By Lucie M. Winborne, ReMIND Magazine

A Hollywood blond bombshell who longed to be taken seriously as an actress. A respected playwright who longed to be freed from a failing marriage. At even a casual glance they must have seemed an unlikely pair; in fact, upon their marriage, one headline proclaimed, “Egghead Weds Hourglass.” But when Arthur Miller saw Marilyn Monroe for the first time, on the set of As Young as You Feel, the spark was unmistakable.
“When we shook hands,” he wrote in his autobiography, Timebends, “the shock of her body’s motion sped through me.”
Monroe’s initial feeling about Miller, when she met him at a party several days later, also provoked a striking if somewhat opposite physical response — “Like a cool drink when you have a fever.”  They talked for hours, and Miller’s insistence that Marilyn should take acting lessons, his evident belief that she had the requisite talent for a Broadway career, made an indelible impression on the former Norma Jeane Mortenson. She wouldn’t see him again for four years, but she registered for courses in art and literature and embarked on a self-improvement regimen. Marilyn had fallen hard for a writer outside the Hollywood system, which may well have contributed to the attraction.
The pair met regularly but secretly throughout the summer and autumn of 1955, and the following June, Miller announced their upcoming nuptials in an unusual fashion: at his appearance before the House Un-American Activities Committee, where he was questioned about his political leanings. They combined their honeymoon with Marilyn’s filming of The Prince and the Showgirl in London, but in addition to on-set problems caused by her erratic behavior, the marriage was shadowed by an early miscarriage that devastated Monroe.
“It was going to be a surprise,” she sobbed to production assistant Colin Clark. “Then he would see that I could be a real wife, and a real mother.”

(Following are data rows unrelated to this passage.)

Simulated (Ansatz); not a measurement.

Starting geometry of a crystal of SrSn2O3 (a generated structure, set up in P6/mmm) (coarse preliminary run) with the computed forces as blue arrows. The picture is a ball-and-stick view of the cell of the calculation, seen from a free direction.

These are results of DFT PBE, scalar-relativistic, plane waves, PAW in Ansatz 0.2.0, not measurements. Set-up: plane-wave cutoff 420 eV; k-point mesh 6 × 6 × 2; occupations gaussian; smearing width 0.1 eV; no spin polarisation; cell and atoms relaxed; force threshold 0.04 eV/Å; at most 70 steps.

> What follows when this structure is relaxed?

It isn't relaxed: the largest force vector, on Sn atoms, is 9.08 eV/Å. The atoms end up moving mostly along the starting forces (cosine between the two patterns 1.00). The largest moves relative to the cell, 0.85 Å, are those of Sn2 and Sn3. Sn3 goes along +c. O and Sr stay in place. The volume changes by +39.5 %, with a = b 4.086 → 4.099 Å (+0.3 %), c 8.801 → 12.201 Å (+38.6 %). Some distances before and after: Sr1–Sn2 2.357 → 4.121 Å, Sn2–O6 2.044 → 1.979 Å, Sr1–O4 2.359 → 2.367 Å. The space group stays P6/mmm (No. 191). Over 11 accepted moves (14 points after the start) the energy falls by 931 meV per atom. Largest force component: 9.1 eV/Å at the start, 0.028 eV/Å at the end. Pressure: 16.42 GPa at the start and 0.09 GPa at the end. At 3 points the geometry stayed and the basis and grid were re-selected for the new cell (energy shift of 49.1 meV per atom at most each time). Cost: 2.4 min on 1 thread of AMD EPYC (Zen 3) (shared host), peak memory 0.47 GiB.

While they enjoyed a cozy domesticity at their Long Island farmhouse in 1957, it didn’t last long. Marilyn lost another much-desired child, and her increasing reliance on drugs put a serious strain on the relationship, especially when she twice overdosed.
But the worst blow came with Marilyn’s accidental discovery of an entry in her husband’s notebook, in which he admitted his disappointment in her, his fear that she would threaten his creativity and his regret over their marriage. Marilyn also claimed that he wrote, “The only one I will ever love is my daughter.”
Partly to help console her for the loss of their child, partly as “the expression of a kind of belief in her as an actress,” Miller wrote The Misfits for Marilyn in 1960. Yet by the time the John Huston-directed film got underway, Miller said, “The film was there but the marriage was not.” The couple separated late that year and divorced in 1961.
The following year, Marilyn was dead of a barbiturate overdose. Despite the bitterness that plagued their short union, she had kept all Miller’s letters to her — tied in a bundle and found after her death.